This is an Irish dance, and yet simultaneously it is not. Butler’s style of dancing marks a distinct and obvious departure from the rigid formalities that accompany the Irish dance tradition – she uses her arms, she moves her pelvis, she flexes her spine. Perhaps Butler seeks to make a point as to the evolution of Irish dance and the way in which it has become something of a contradiction; a social, folk art form that has gradually become as formal and competitive a style of dance as ballroom. Her movements are mesmerising, at times fluid and languid, at others, more frantic and staccato-like. Every action is carefully considered, despite the casual, ad-hoc presentation, as could also be said of Martin’s accompanying music. Where Butler consumes space, Martin reinterprets silence.

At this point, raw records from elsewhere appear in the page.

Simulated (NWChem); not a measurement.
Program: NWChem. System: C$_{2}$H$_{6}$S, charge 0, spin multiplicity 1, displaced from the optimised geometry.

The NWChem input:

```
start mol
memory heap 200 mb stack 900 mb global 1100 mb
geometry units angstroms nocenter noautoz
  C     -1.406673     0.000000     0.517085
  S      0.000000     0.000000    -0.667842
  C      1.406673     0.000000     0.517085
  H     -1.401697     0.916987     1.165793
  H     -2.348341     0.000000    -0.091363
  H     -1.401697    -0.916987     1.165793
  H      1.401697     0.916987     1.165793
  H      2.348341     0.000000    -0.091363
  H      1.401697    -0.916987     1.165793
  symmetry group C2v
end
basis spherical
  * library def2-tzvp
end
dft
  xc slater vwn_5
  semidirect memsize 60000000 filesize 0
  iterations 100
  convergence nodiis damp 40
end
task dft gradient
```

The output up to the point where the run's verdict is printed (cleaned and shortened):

Although it may be a dance with but a lone dancer, this work is very much a duet. The programme notes that the music and movement of the piece were created in congruence with one another through improvisation, allowing the two disciplines to take shape and come together organically. Butler writes of music as being the ‘very essence’ of Irish dance, for the steps would not – could not – exist without it. The connection between musician and dancer is central to the piece, and there is an intensity to sustained throughout. It takes form at various stages as a confrontation, sometimes a game, occasionally a seduction. There are moments of silence, and moments of still, the dialogue between Butler and Martin manifesting itself through an understated crescendo when the tables turn, through the simple act of Butler taking Martin’s cello from him and proceeding to tap the strings to produce a muted, gentle pizzicato, whilst he paces elsewhere. Then, order is restored, his cello is returned so that he might play again, and she starts again her dance.

The work is simple and yet complex. It is an oxymoron; an Irish dance that is not an Irish dance. This is an Irish dance, but it is also a very effective exploration of the interconnection between music and movement, movement and sound, sound and space, body and instrument, and ultimately, man and woman.